Late last year HMRC issued a consultation on “Income Shifting” – essentially a set of anti avoidance rules to combat perceived tax avoidance by people shifting income to others.
The background to this is the ongoing Arctic Systems case which HMRC lost. In that case Mr Jones, a IT consultant, set up a company, and brought in his wife as a co-shareholder. Mrs Jones did not carry out any substantive work for the company, merely some administration. As Mrs Jones was a shareholder in the company, she had half the company dividends, hence using up her tax allowances and achieving a tax saving for the family. HMRC challenged this under the so called “S660a Settlements Legislation”. HMRC won at the Commissioners and first appeal, but subsequently lost the case in the House of Lords.
The proposed new rules apply from April 2008 and are at:
They tackle situations where income is shifted for perceived tax advantage, and arrangements are deemed uncommercial. Its probably easiest to explain this with some examples.
1. Husband and wife open a shop together. They both work full time in the shop. Profits are £100k pa, split equally. Income shifting does not apply as both put in the same effort.
2. Husband and wife open a shop together. Wife works full time in the shop, husband works part time elsewhere. Profits are £100k pa, split equally. Income shifting does apply as the effort is different. The husbands profit share is transferred back to the wife for tax purposes.
NB its been suggested this is unfair – if, for example, if the husband only works part time due to care commitments, and thus releases his wife to work full time. Also, for example, if there was a marriage breakup the starting point would be a 50:50 split of joint assets, including the business – commentators suggest its unfair to allow the asset to be split in divorce but not marriage.

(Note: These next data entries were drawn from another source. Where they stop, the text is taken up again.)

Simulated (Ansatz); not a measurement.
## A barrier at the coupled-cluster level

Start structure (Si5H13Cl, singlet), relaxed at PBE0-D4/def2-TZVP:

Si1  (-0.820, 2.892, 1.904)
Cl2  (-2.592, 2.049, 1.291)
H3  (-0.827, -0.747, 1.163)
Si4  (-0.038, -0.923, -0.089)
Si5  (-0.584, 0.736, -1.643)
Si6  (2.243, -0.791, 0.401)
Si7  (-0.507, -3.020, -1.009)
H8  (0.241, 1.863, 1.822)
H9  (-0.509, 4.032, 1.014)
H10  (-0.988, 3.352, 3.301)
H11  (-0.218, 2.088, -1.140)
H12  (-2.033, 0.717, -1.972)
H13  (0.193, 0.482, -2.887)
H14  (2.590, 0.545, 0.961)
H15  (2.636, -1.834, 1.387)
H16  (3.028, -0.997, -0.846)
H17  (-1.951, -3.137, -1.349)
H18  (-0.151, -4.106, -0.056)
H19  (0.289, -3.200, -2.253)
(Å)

3. Husband and wife open a shop together. Wife works full time in the shop, husband works part time elsewhere. Husband has leant £200k to the business interest free. Profits are £100k pa, split equally. Income shifting probably does not apply as although the effort is different, husband has loaned money to the business. “Probably” because the consultation does talk about assessing the notional return on the capital invested and maybe treating any excess over that as income shifted, but in reality its unlikely this is going to come up much in practice.
What does this mean in practice?
1. For husband and wife businesses where both parties work in the business with a similar effort, no effect.
2. For husband and wife businesses where the inputs to the business in terms of time and skill are very different potentially the income splitting rules apply.
3. If the time and skill inputs are different, there may be a let out if money has been lent to the business, or a joint asset used as collateral.
4. In theory these arrangements apply in any business relationship, not just husband and wife. For practical purposes however, there is an exemption if the arrangements are commercial, and that is likely to be the case in non family situations. For example:
a Husband and wife set up a business together, as florists, and split the profits 50:50. Husband does deliveries and admin, wife is the florist. Potentially the rules apply, on the grounds that the skill, floristry, is with the wife.
b Bill and Ben set up a business together, as florists, and split the profits 50:50. Bill does deliveries and admin, Ben is the florist. Potentially the rules apply if Bens input as a florist is deemed more valuable than Bills as a driver / administrator, however if Bill and Ben are unrelated then this must be a commercial transaction and hence the rules would not apply.
These examples show that the rules are somewhat arbitrary, and may be difficult to police. Their arbitrariness is worrying – it has the makings of another IR35 confusion.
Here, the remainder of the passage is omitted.